Saturday, March 31, 2018

Peaceful Fruit of Righteousness

I may have mentioned this before, but I don't remember. I'm reading the book Transforming Grace by Jerry Bridges,  for my counseling sessions. It's been a wonderful read and I'm grateful for what I'm learning through it. This morning I was reading in the chapter, Appropriating Grace. The basic meaning of appropriate is "to take possession of", which I've tried to remember every time the word is used in the chapter, which is often. It makes it more relevant to me when I think of it that way. 

In the section subtitled Submission to God, the author references Hebrews 12 and talks about it quite a bit. I turned to it in my Bible and a verse he didn't mention jumped off the page at me: 

No discipline seems enjoyable at the time, but painful. 
Later on, however, it yields the peaceful  fruit of righteousness to those who have been trained by it. 

The author says: "Discipline may be either corrective or remedial. It may be sent for the purpose of correcting some sinful attitude or action, or to remedy some lack in our character. In either case, it is administered by our heavenly Father in love, not in wrath. Jesus has already borne the wrath of God in our place, so all adversities that come to us, come because He loves us and designs to conform us to the likeness of His Son."

So, when I read verse 11 and saw that discipline brings the peaceful fruit of righteousness to those who have been trained by it, I smiled. God brings the righteousness and it is peaceful... Wow!! I have felt much more peace over the last few months, whereas last year for several months I was in so. much. pain. God was, I believe, both correcting me and remedying a lack in my character. 

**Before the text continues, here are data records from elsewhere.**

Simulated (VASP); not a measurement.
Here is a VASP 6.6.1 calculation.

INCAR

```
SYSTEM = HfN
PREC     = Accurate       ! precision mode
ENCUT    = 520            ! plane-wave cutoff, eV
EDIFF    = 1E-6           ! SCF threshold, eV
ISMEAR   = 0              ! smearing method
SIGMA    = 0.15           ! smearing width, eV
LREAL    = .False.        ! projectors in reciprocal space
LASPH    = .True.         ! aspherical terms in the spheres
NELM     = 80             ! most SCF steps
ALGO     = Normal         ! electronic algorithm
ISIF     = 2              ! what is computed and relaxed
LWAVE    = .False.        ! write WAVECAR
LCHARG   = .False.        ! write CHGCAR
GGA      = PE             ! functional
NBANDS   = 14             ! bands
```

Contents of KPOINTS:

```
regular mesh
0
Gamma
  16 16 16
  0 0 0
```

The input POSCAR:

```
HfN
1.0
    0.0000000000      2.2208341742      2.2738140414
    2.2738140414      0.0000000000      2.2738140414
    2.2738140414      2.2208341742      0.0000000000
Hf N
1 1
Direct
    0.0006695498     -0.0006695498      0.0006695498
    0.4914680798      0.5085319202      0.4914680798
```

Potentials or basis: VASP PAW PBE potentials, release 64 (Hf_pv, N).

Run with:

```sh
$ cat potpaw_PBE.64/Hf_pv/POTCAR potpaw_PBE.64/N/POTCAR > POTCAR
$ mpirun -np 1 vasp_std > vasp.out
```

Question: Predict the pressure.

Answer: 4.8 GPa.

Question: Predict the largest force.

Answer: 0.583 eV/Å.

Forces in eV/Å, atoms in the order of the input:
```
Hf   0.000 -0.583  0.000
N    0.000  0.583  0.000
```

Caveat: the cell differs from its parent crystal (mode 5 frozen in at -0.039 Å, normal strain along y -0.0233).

Have I arrived? By no means! I know that there is so much more for me to learn and to be trained in. I pray that when I'm disciplined again (which actually, I think can happen through many different circumstances, 'big' or 'small' as I've seen lately, now that I think of it), that I will yield (submit) willingly and humbly under the mighty hand of God (1 Peter 5:6-7). 

How grateful I am to be so loved by the Father that He doesn't leave me as I am, but disciplines me to change me and to make me more like Jesus.